PNC Arena deal includes $300M in renovations, 20-year lease agreement with Hurricanes, planned development

Hurricanes president and general manager Don Waddell, left, and NC State athletic director Boo Corrigan, right, look on while Centennial Authority chairman Philip Isley speaks during a press conference Tuesday announcing an agreement that will renovate the 24-year-old PNC Arena, keep the Hurricanes there through 2044 and give team owner Tom Dundon the ability to develop the land around it. (Cory Lavalette / North State Journal)

RALEIGH — The original promise of the Hartford Whalers’ relocation to North Carolina in 1997 was bringing the NHL to Raleigh. After two seasons in Greensboro, the Carolina Hurricanes moved into the new Entertainment & Sports Arena, a nearly 19,000-seat venue off Wade Avenue to be shared with NC State basketball, with the expectation that it would lead to growth in an area of the city that also had Carter-Finley Stadium, the State Fairgrounds — and little else.

Nearly a quarter-century later, those hopes are poised to become a reality.

“I think that this potential development project is going to be the greatest thing to happen to West Raleigh since North Carolina State decided to build its university there,” said Centennial Authority chairman Philip Isley at Tuesday’s press conference that announced $300 million in renovations to now-named PNC Arena, a 20-year lease extension with the Hurricanes and an agreement to allow team owner Tom Dundon to develop nearly 80 acres around the arena and create the entertainment district that was long expected to materialize when the NHL came to Raleigh.

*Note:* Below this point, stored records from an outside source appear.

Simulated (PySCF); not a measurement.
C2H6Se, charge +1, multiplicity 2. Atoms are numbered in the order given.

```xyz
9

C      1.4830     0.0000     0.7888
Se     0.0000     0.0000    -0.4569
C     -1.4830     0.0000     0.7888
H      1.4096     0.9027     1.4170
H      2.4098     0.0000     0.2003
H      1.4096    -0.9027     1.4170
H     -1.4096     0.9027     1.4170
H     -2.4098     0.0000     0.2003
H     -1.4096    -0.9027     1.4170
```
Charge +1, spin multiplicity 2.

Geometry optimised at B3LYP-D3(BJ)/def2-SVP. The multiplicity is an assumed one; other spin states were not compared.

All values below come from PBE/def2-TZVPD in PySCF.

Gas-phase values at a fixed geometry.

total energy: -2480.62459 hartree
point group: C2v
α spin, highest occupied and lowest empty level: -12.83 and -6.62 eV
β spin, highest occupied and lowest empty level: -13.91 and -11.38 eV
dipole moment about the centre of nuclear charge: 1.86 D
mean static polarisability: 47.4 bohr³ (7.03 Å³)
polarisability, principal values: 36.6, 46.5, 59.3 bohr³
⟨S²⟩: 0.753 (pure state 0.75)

Dundon and the Hurricanes had tied the team’s commitment to staying in the Triangle with authorization to turn the arena’s vast parking lots into a mixed-use district, and the team owner has already committed to spending $800 million — an amount that could balloon to more than twice that — to make that finally happen.

“Tom is a developer,” Hurricanes president and general manager Don Waddell said at Tuesday morning’s press conference announcing the agreement. “He’s developed a lot of property in Texas. He sees an opportunity like this, he gets excited. He is thrilled about this deal, not only for the hockey team because of the lease, but the development also.”

The development around the arena would include retail space and restaurants, offices, a high-end hotel, a 4,000-seat music venue, parking decks and residential space that would include affordable housing. Dundon and Gale Force Holdings — the parent company of the Hurricanes — also plans a sportsbook that would take advantage of the state’s recent decision to legalize sports betting.

Isley and the Centennial Authority — the governing body that owns PNC Arena — had to toe a delicate line to get all sides involved to agree to the complicated and wide-ranging deal. That included satisfying NC State and its commitment to maintaining its game day atmosphere for football games at Carter-Finley Stadium, and also securing the $300 million from the city and Wake County in tourism tax funds for arena renovations.

While the Hurricanes have never threatened to leave North Carolina, it wasn’t an impossibility. It gave the Hurricanes leverage in the negotiations, especially when one considers Houston — about a 3½-hour drive from Dundon’s adopted hometown of Dallas — is considered a viable future NHL market.

The agreement to keep the Hurricanes at PNC Arena through at least 2044 solidifies Dundon’s place in North Carolina sports history. While Peter Karmanos Jr. — the Hockey Hall of Famer who sold the majority share of the Hurricanes to Dundon in January 2018 — brought the team and the 2006 Stanley Cup to Raleigh as owner for more than two decades, the franchise had fizzled in the last decade of his stewardship.

Dundon infused energy — and money— into the team, and his decision to promote Rod Brind’Amour to head coach paid immediate dividends. Carolina has made the playoffs in all five of Brind’Amour’s seasons leading the team, twice reaching the Eastern Conference final.

He’s now solidified that the Hurricanes’ home is in Raleigh for the foreseeable future. He and Waddell even secured more marquee NHL events in the near future. Last year’s wildly successful Stadium Series outdoor game at Carter-Finley Stadium will be revisited, and the league has also agreed to bring the All-Star Game back to Raleigh. The Hurricanes hosted the event in 2011.

Discussions on how to best use the $300 million for renovations have begun in earnest, and that work could begin as early as next summer.

A two-year extension of the naming rights deal with PNC Bank will end following the 2023-24, creating the possibility that the next era of the arena will be under a new name.

No matter the name, the home of the Hurricanes is entering a new era. And the team is going nowhere.